Capitalism in America today, also known as the free market economy, is far more complex than Lethem presents it to be. Being an active participant of the great free market society, both as a consumer and also as a business owner, I am contributing to the profitability of corporations by consuming products and services, and reaping financial rewards by providing goods and services. I believe that my actions are not merely a function of American capitalism, but a catalyst in a complex system of commodity exchange that goes beyond the boundaries of Lethem’s summation. “The power of a gift economy remains difficult for the empiricists of our market culture to understand. In our times, the rhetoric of the market presumes that everything should be and can be appropriately bought, sold, and owned—a tide of alienation lapping daily at the dwindling redoubt of the unalienable. In free-market theory, an intervention to halt propertization is considered “paternalistic," because it inhibits the free action of the citizen, now reposited as a “potential entrepreneur."

Perhaps Lethem is mistakenly referring to “our times" considering that his very classification of free-market correlates more with what Alexander Hamilton envisioned it to be in early America: a society in which the owners and providers of goods and services are free to reach their full potential. Nevertheless, Lethem’s denigration of the free-market is not at all unanticipated. In fact Lethem is not the exception when it comes to slandering the free-market, he is the rule. He is amongst a breed of creative intellectuals who for long have seen nothing but greed, exploitation, and corruption to come out of American capitalism. The same breed that forget to acknowledge the fact that everything from the electricity we utilize to the automobiles we ride to the plans we fly to the computers we use and the internet we depend on had their birthplace in America; fostered and incubated by the forces of capitalism. The same intellectuals who ignore the fact that capitalism makes America the most charitable nation in the world, gifting 1.67 percent of its Gross Domestic Product (GDP) to charity.

Google brokered a deal with Wall Street in 2004 before becoming a publicly traded company to donate “1% of Googles equity and profits in some form, as well as employee time, to address some of the worlds most urgent problems." This unprecedented act of using free market capital to fund project such as Worldwide Flu Trends and underwrite the advocacy of clean energy cannot simply be dismissed as brand promotion or public relations spin; it is a new form of capitalism, re-invented to make an impact. Impact that can be felt when goods and commodities are exchanged, leaving -- to a certain extent a feeling of bond and interconnectedness.

The winner of 2006 The Nobel Peace Prize was the Founder and President of Grameen Bank, a true capitalist who employed an innovative lending program to end poverty in developing countries. The bank pioneered a micro-lending program targeting the very poor and needy of rural Bangladesh, allowing them to borrow small sums of capital to start businesses. The result was an instant success that allowed new and unassuming entrepreneurs to generate a sustainable living. Another example of this brave new form of capitalism can be seen in the actions of Newsman’s Own Corporation. Since 1982 the company gave back more than $270 million, that’s all of its profits, to charities. One may wonder what Lethem would make out of these citizens labeled “potential entrepreneurs" as calls them, would they still serve as his villains of capitalism or would be the new heroes of a new form of socialism dubbed capitalism?

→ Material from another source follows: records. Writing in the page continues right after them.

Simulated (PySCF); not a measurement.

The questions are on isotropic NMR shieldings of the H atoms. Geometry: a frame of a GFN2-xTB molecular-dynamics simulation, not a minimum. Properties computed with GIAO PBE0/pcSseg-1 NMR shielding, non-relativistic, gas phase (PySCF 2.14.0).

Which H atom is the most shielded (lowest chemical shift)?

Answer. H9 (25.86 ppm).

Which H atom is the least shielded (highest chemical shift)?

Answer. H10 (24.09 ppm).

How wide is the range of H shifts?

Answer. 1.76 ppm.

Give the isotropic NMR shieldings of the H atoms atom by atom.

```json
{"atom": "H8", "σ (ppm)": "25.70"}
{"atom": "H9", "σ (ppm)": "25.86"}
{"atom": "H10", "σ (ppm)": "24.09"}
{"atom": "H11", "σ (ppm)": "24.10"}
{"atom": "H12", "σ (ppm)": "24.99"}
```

One must wonder what in heaves is going on with such corporations and what their true motives are. It’s plausible that the leaders of these corporations are some type of yogis, new age executives who are trying to reach nirvana while climbing the corporate ladder. But it is safe to assume that they are influenced by the concept of Corporate Social Responsibility (CSR), the concept behind the gift of giving back. CSR was originally introduced to companies in the early 80s to respectfully abide by government regulations and to comply with industry standards. Companies have since expanded its practice, and consider it to be an important part of their growth strategy today, as illustrated by earlier examples. Discussions on CSR can now be heard in the halls of top colleges in America and be seen on Sunday TV shows.

IBM Global Services conducted a survey of 250 companies that employ CSR and found that CSR activities are considered a “board level issue" amongst corporate leaders. CSR today has more to do with a company’s brand loyalty and employee retention than meeting industry regulations. Everything from a company’s policy on pollution to labor practice may influenced by CSR. The practice of CSR however is not limited to large enterprises, some shape or forms of its adaptation can also be seen in smaller enterprises that make up most of our free market economy. Take for example my small web solutions firm; our quarterly contribution to the Arbor Day Foundation has helped protect 250,000 square feet of Rainforest this year.

The function of today’s economy is more than simply an equation of give and take. The bond that these transactions create often transcends the limited views of those who see the glass haft empty - with a narrow scope. Not all capitalists are alike, there is a new breed of business leaders who think, act, and function exceptionally differently than their predecessors. What ignites their passion and sparks innovation in our society has more to do with fulfilling society’s needs and less to do with greed and profits. Money is not the means with which to achieve an economic end, “Money is how we keep score" as so eloquently stated by Ted Turner, a great American capitalist.